Saturday, November 6, 2010

Victory Without Violence

Magnet # 387:  Moroccan Knife

Material:  Pewter

Purchased By:  Mom & Dad

Morocco observes the Anniversary of the Green March today in honor of the 1975 peaceful mass demonstration that gained the nation control of the Western Sahara.  In April of 1956, they had gained their independence from Spain, but that country had not let go of all its holdings on the African continent, most notably the Spanish Sahara.  It remained a territory of Spain, despite Moroccan claims that the area had belonged to it in pre-colonial times.  A year later, the Moroccan Army of Liberation made a move on the area, but were put down by Spanish troops.  As a result, Spain focused on building up towns and villages in the Spanish Sahara, forcing some nomadic tribes to settle specified areas while exiling others.  But the Moroccan government, undeterred, continued to insist the area belonged to it.  They won a partial victory in 1969 when the relatively small region of Ifni was returned to them, yet Morocco refused to back down.  By 1975, they had become considerably more aggressive in their efforts and been joined by Mauritania, a nation to the east of the Spanish Sahara, who now also made a partial claim on the territory.  And when an International Court of Justice based in Hague recognized on October 16th that centuries-old legal bonds of sovereignty and allegiance connected the people of Spanish Sahara to the rulers of Morocco, King Hassan II of Morocco saw his chance.  Within hours, he had announced to his people that, in three weeks, there would be a peaceful green march to the Sahara to assert their place there.  And on November 6, an enormous crowd of around 350,000 volunteers, both men and women, had assembled in the southern city of Tarfaya.  At their King's signal, they crossed the border into the Spanish Sahara, where they hoisted their national flag at 10:33. Spanish Armed Forces did not open fire on them - they were ordered not to, as Spain did not want to create an international incident.  Their dictator, Franco, was dying and they'd had enough trouble with their colonies.  In just over a week, they had divided the territory between Morocco and Mauritania with the Madrid Accords.  The Spanish Sahara was gone as of February 26 of the next year.

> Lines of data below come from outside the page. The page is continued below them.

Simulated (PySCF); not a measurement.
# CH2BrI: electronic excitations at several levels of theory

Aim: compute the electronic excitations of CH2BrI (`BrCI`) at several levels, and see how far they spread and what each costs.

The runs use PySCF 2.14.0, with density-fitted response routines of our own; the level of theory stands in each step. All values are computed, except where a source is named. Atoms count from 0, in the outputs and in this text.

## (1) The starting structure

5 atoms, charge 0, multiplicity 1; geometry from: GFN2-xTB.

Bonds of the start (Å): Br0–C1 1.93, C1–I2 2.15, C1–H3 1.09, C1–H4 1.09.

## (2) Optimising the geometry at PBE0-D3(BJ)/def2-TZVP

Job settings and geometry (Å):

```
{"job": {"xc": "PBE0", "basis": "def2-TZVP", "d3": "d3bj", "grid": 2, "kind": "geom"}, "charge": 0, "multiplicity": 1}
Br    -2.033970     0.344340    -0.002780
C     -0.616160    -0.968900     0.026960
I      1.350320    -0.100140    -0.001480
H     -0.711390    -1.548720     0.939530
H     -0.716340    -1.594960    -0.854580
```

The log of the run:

What made the Green March so incredible, besides the staggering amount of participants, was the fact that none of them carried weapons, per their King's instructions.  Morocco is certainly not a country that had abstained from military actions in the past and, even prior to its formation, the region had seen a good deal of bloodshed.  In fact, this magnet, which features the green interwoven star that is depicted on the Moroccan flag, is characteristic of the knives that have been carried in the area for centuries.  And yet, the marchers put their faith in King Hassan II, believing that if they did not prepare to defend themselves, they would not be attacked.  It was a risky move - the Spanish Armed Forces could have mowed them down - but it paid off in the end.  Instead of knives and guns, the men and women in the crowd carried items varying from flags of their nation, as well as those of Saudi Arabia, Jordan, and the United States, signs calling for the return of Moroccan Sahara, the Quran, photos of their King, and green banners.  The crowd must have been staggering to behold with its 350,000 volunteers.  As a comparison, the 1963 March on Washington for Jobs and Freedom during which Martin Luther King, Jr. delivered his "I Have a Dream" speech held somewhere between 200,000 and 300,000 participants.  And 350,000 is roughly the population of the city of New Orleans.  So you can imagine just how massive this number must have been.  By not resorting to violence, they not only achieved their goal, but gave the world another successful example of peaceful protesting.  In the time since then, Morocco has worked hard to improve the lives of those living in their Saharan holdings, making great strides in social and economic development there.  And every year on the anniversary of that historic march, the government reaffirms its commitment to the area.  I guess they're happy to finally be whole.

By the way, I also wanted to remind everyone that we fall back,  or go off of Daylight Savings time, tomorrow.  I've already discussed my mixed feelings about this practice a couple of times on here, so I won't go into them again. But it is worth pointing out that this year, it's occurring almost a week later than last year - I hope it continues to be pushed further back.  And at least we'll all have an extra hour of sleep to enjoy.  But be sure to move your clocks back an hour - come Monday, you don't want to be too early to work, right?


  1. Thanks for the interesting history lesson about Morocco. You must be learning so much while you make these posts.

  2. I really am - at some point, it's going to be tough to beat me at Trivial Pursuit (except for the sports questions).